By Kim Adelman | Indiewire April 22, 2010 at 6:20AM
Move over, Morgan Freeman. There's a new actor taking over the role of God, and his name is David Wenham. Wenham portrays the Almighty as a tie-wearing office worker in Frazer Bailey's irresistible Australian short "Glenn Owen Dodds," which picked up the Audience Favorite Award at the 2010 Aspen Shortsfest.
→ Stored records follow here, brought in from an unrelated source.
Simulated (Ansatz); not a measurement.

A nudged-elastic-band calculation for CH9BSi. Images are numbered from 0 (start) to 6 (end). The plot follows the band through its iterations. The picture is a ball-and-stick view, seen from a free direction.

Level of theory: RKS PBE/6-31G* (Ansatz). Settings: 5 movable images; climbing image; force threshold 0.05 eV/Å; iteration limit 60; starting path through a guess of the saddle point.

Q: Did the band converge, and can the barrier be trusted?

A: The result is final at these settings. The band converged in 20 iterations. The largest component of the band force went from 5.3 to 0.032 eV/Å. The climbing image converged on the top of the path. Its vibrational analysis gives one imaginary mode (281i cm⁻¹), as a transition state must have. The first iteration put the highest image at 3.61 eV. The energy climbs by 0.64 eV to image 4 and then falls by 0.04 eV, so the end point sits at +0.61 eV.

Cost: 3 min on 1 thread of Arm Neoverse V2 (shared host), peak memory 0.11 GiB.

Over 100 international shorts screened at the 19th annual Aspen Shortsfest, which ran from April 6-11, 2010 in Aspen and Carbondale, Colorado. "This year the variety and quality were high enough that we decided to add a night - and two programs - to showcase this bounty of new talent," reported George Eldred, Program Director for Aspen Film, who added that there were a record 86 films in competition.
This year's Aspen Shortsfest jury consisted of actress Meg Ryan, Academy Award-nominated documentary filmmaker Daniel Junge, Smokewood Entertainment co-founder Sarah Siegel-Magness, and Oscar-nomination "Children of Men" scribe David Arata.
The jury honored Anita Killi's "Angry Man" as the best animation of the fest. "Angry Man" was one of three Norwegian shorts screening in Aspen, all of which walked away winners. Iram Haq's "Little Miss Eyeflap" took home the festival's Ellen prize while Tomas Sem Lokke-Sorensen 5-minute "The Unhappy Woman" happily accepted the Best Short Short trophy.
The documentary prize went to the Cambodian-set "Born Sweet" by Academy Award-winner Cynthia Wade ("Freeheld"). Other short docs that impressed include Wendy Greene's Oklahoma-set "Snake Fever," which world premiered in Aspen; Vance Malone's touching portrait of an aging circus performer, "The Poodle Trainer;" and Matt Faust's haunting, impressionistic look at his Katrina-destroyed family dwelling, "home."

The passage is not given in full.